Abdul Bari works part time in an Iraqi restaurant and plans to open his own place in the coming year, bringing Syrian shawarma to the valley. He plans to call it Nour al Sharq, meaning “the light of the East.”

He feels pressure to provide and adapt. He hopes to make Utah his long-term home, believing Syria has been permanently shattered.

Utah takes in about 1,100 refugees a year, most recently from places such as Iraq, Burma and Congo. Since the Syrian civil war began, the state has resettled just 12 Syrians comprising two families.

That number should rise to a few hundred people in the next year, creating a small Syrian community in Utah and, Abdul Bari jokes, a built-in clientele for his restaurant.

Syria’s civil war, now in its fifth year, has spawned the worst refugee crisis in a generation, according to the United Nations, resulting in massive camps in Turkey and Lebanon and scores of overcrowded inflatable rafts headed for Greece, where migrants hope to start their journeys to other European countries. Germany originally expected to house 800,000 asylum seekers from the Middle East this year, with the bulk coming from Syria, though that could be a low estimate.

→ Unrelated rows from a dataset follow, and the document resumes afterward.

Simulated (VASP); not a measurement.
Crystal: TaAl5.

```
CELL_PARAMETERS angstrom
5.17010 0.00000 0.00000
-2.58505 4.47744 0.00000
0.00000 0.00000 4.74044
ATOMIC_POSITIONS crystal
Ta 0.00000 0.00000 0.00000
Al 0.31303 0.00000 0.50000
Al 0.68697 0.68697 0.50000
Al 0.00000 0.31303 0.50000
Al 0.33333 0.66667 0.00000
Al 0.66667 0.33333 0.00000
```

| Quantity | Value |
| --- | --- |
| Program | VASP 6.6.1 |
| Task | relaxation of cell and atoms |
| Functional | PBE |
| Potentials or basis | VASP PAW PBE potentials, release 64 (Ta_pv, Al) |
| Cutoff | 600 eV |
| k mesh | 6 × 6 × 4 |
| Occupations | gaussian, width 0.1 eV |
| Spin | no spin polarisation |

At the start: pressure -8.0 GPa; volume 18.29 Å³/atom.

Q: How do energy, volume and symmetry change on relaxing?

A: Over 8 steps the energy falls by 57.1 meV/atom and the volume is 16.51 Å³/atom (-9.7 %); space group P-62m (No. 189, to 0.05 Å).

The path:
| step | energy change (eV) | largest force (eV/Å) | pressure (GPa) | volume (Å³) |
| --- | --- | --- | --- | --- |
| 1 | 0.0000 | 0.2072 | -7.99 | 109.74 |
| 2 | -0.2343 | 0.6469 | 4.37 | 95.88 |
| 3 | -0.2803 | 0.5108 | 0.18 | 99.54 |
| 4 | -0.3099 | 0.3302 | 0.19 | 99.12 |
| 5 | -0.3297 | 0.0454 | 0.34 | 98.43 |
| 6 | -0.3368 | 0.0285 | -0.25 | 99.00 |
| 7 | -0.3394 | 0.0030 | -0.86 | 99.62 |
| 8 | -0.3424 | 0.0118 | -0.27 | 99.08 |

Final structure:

President Barack Obama has settled on a more modest number. He said the country would resettle 85,000 refugees (up from 70,000) in the next year and at least 10,000 will be from Syria. Since the civil war began, the United States has taken in 1,500 displaced Syrians.

The two resettlement agencies working in Utah — the International Rescue Committee and Catholic Community Services — have no Syrian families in the pipeline, though they expect that to change in the coming months. Still, they are frustrated by what they see as a tepid response to an international disaster. They are calling on Obama to accept 100,000 Syrians in the next year.

Top leaders of The Church of Jesus Christ of Latter-day Saints recently called on Mormons in Utah and around the globe to help ease the suffering and “participate in local refugee projects, where practical.”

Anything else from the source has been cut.